2. Find out what actions an agency will take if there is a theft. Will the agency take full responsibility for any theft? Will it call the police to investigate? In order to file a successful claim for reimbursement with the agency’s insurer, a theft must be reported to the police, and local authorities must interview your loved one. That could be emotionally difficult for everyone involved.
3. Be cautious about hiring an aide on your own. It may be cheaper hiring an aide independently, but you should inquire about the aide’s background, talk to previous employers and pay a reputable firm to do a criminal background check if you decide to take this route. Make sure the aide is a U.S. citizen or legal resident, and pay the employer’s portion of Social Security to be on the up and up.
4. Keep an inventory of valuables in the home. Compile a list and take pictures to document your parent’s valuables, put them under lock and key, or remove them from the home. Don’t forget about hidden jewelry or valuables, and think about removing any valuable memorabilia displayed in the house. There’s no need to put temptation in front of anyone.
5. Don’t invite petty theft. Your parent should keep only a small amount of cash at home. Don’t leave money in obvious places, such as the nightstand next to the bed. Make sure your loved one keeps any checkbook, ATM and credit cards, and computer passwords in a secure place.
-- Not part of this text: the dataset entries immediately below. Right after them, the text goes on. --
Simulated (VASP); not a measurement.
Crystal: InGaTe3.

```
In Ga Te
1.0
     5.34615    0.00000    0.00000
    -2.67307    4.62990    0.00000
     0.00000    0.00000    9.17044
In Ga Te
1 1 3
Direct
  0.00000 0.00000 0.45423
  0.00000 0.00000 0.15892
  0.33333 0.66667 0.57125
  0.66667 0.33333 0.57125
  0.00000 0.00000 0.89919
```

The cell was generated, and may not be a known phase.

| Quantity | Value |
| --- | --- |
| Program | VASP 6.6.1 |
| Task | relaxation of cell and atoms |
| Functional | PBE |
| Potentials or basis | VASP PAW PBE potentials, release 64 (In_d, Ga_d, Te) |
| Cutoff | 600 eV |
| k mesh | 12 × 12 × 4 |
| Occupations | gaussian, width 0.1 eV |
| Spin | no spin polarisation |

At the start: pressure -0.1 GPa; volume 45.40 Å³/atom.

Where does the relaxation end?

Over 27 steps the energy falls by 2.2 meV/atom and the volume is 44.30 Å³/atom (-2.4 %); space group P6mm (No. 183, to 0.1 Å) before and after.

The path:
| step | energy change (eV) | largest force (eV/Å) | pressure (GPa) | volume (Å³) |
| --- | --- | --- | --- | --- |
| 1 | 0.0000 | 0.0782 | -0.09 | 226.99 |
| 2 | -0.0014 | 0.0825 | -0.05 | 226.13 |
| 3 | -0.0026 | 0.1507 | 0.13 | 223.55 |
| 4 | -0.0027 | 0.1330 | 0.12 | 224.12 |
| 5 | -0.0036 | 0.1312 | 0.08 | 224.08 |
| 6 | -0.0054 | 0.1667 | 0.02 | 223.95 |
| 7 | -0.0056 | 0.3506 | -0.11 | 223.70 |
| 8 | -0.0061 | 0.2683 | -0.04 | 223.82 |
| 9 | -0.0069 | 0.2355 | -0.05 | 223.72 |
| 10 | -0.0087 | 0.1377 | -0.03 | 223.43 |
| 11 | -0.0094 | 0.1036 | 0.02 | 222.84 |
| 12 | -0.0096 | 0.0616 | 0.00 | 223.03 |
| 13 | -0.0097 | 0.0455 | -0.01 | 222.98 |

6. Watch your loved one’s bank account and credit card charges. Make sure a family member receives duplicate bank statements and credit card bills — or better yet, has online access to your loved one’s accounts so financial transactions can be monitored. Look for unusual spending: a bank account that is suddenly bleeding cash, checks made out for cash, or unusual credit card transactions. There are plenty of stories about aides getting a power of attorney, putting their names on bank accounts or receiving expensive gifts from their ailing charge. Don’t let this happen to your loved one.